Seminar

CEEG Seminar Series: Decomposing Budget Credibility

On Wednesday, 13 March 2024, Ricardo Santos, Research Fellow at United Nations University World Institute for Development Economics Research (UNU-WIDER) and Resident Advisor at Inclusive growth in Mozambique(IGM) programme will present an upcoming paper entitled 'Decomposing Budget Credibility' (WIDER Working Paper 2024/11).

The seminar is part of the CEEG Seminar Series, organized under the Inclusive growth in Mozambique (IGM) programme. The seminars offer a forum to share and discuss ongoing research on topics related to the work of the IGM programme and to foster a culture of research at the faculty, and at UEM in general.

The seminars take place at the Faculty of Economics of the University of Eduardo Mondlane (UEM). It is a public event open to everyone. Register here for the online component. The presentation will be given in Portuguese.

 

About the study
In this paper, an expansion of the PEFA (Public Expenditure and Financial Accountability) government response accuracy indicator was constructed, and its decomposition was tested, applying it to the Government Budgets and State General Accounts of Mozambique between 2014 and 2020. A special focus was given to public expenditure in social sectors: Education, Health, Social Protection and Public Works.

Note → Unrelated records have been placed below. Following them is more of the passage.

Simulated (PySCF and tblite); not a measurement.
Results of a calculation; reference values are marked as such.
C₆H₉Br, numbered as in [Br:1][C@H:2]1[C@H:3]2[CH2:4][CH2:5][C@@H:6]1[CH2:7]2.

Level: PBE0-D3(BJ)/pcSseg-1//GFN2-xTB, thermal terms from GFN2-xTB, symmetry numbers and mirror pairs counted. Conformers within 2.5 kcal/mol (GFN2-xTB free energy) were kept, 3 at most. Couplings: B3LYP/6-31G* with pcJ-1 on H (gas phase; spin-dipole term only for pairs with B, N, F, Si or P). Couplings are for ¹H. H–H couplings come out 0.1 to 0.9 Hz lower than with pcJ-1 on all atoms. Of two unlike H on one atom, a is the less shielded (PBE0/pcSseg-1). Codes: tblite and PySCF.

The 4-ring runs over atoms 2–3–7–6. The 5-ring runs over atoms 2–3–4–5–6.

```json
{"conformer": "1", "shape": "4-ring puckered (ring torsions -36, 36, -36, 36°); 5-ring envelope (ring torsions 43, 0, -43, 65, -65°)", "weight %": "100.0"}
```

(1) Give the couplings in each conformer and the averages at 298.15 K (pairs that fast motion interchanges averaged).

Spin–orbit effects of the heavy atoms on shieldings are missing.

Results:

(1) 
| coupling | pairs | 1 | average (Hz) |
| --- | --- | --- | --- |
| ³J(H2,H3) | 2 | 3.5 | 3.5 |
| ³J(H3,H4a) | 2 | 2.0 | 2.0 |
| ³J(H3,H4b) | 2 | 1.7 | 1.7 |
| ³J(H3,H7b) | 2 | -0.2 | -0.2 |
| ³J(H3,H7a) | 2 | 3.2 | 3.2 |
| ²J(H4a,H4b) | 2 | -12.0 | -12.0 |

The authors found that the overall indicator of budget reliability hides significant differences in the budget credibility of different sectors, with social sectors contributing more to budget credibility than their weight in overall public expenditure. They also found a strong suggestion that the budgeting and execution of public investment, and even more so, of externally financed public investment, is a weakening factor of budget credibility in Mozambique, with an added suggestion that resources originally budgeted for investment were possibly used to fund current expenditures. Finally, there is no strong evidence that mid-fiscal-year budget adjustments contribute to higher budget reliability.

The paper's results suggest that the decomposition proposed by the authors adds valuable information which can support budget oversight and guide in-depth analyses of budget discrepancies.